THREE TREES

THREE TREES
The horse's pasture to the East...

Saturday, August 27, 2016

MINIVER'S CIRCLE, Best Dog Ever


We finished our book together. " I willed myself to stay awake, but the rain was so soft and the room was so warm and his voice was so deep and his knee was so snug that I slept. " Scout, last page of TO KILL A MOCKINGBIRD

Mrs. Miniver died in my arms, held up close to my chest. She ended her life quietly, without pain and looking in to my eyes with that same, clear trust that she always gave to me. I'd told her it would be OK, that I would be there with her all the way. John and I spent the afternoon telling her Miniver Stories, letting her know about who might be there to see her through to the next place. 

She wasn't interested in any of that. It was just us humans comforting ourselves. She had no fear. She was ready, quiet, calm, waiting and watching my face. As long as I was there, she was fine. I was the human she had chosen, and not the other way around. She loved that part of our time together. It was always her choosing and not humans making it happen to her. 

It isn't too hard to understand that when the bond goes in two directions and both of us treat the other with respect and kindness, love and devotion without expectations, neither of us wants to walk on without the other. She was always with me, always.


Five years ago, just weeks after my sweet glossy dog, Gypsy had died, I had a dream. In the dream Gypsy came to me, jumped up on the bed, and laid down where she always had before and told me that there was someone waiting for me. All I had to do was go find her. When I woke up the pillow was warm where she had laid next to me in the dream.

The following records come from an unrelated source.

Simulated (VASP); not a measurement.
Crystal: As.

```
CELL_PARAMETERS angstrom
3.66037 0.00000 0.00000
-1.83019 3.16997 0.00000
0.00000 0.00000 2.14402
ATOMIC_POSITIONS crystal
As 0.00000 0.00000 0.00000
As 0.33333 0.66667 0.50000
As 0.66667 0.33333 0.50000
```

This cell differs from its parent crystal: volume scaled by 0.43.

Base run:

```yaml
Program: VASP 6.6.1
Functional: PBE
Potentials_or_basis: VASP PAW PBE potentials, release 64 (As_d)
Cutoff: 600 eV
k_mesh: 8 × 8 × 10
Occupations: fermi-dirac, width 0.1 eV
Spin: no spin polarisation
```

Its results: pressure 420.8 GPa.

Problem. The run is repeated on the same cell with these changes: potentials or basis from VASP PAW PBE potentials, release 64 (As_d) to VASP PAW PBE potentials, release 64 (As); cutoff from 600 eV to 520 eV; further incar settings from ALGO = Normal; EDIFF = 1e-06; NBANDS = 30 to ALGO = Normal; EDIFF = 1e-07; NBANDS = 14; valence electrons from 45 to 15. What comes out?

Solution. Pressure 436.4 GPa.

That morning, I did my chores and drove in to the animal shelter in Lawrence (Kansas). It was a busy Saturday morning in May, the weather was cool and people were there looking for puppies and kittens. That wasn't necessarily what I was doing. I told the tired looking young woman  that I was there, looking for my next dog. I told her we lived out on a nature preserve. " There are predators so it can't be a small dog. I need one large enough to fend off a coyote or owl."

We spent all day looking. I met nervous dogs, depressed dogs, frightened dogs, busy dogs. I looked at puppies and old dogs, big dogs and small dogs. They were all wonderful, even the ones who were a bit aggressive because they were frightened. I walked dogs, rubbed tummies, scratched behind ears but it still wasn't 'my' dog. And then we came around the last corner to walk down the aisle where the really big dogs were. She told me some of them hadn't been out for a walk in weeks because the volunteers and even the staff were frightened by them, so I might not find who I wanted today. I wanted to look anyway.


And there, in the middle of the last aisle in a room filled with the cacophony of dogs trying to get our attention, was a huge, red, Saint Bernard mix. She was laying at the back of her kennel quietly, no barking. She got up with great dignity and walked to the front of the kennel, sat down next to the door and looked me straight in the eye. No fuss, just a direct inquiry. " Are we going for a walk?"

The girl told me she hadn't been out for the seven weeks she had been there except for the Vet and then with a muzzle on. She never barked. She frightened nearly everyone there. I got down next to her and let her smell my hand. I wasn't listening to the girl at all. I was entranced! " Seven weeks is much too long. Let's go for a walk, shall we?" The young volunteer told me she was supposed to get her out, but she was afraid. She would have to go get a staff member. I didn't hear her when she left.

I opened the door, took the leash down from another kennel. Miniver didn't even have her own leash. And off we went. " Ma'am. Ma'am! You can't do that. She doesn't have her muzzle on. MA'AM!" I never heard him. Miniver and I were out the door and heading for the biggest yard. No one was using it and we were going in for some play time.

Miniver's tail was wagging and she was looking at me with that unadulterated, blazing, bright open smile. " I knew you would come!" We were in our own space by then. Even the young guy with the muzzle hanging from his hand could see that. He was wise enough in the way of dogs and the people they choose to let us be. All we had to do was pass the last test. And then it happened. Instead of running away from me Miniver leaned back against my leg and sat on my foot. All of my dogs have done that. They all choose me by sitting on my foot. Happens every single time, almost like they get coaching from someone. " If she's the one you want all you have to do is lean against her leg and sit on her foot. " And she did it. Miniver sat on my foot and never left me again. I'd found my dog, the one who was waiting for me.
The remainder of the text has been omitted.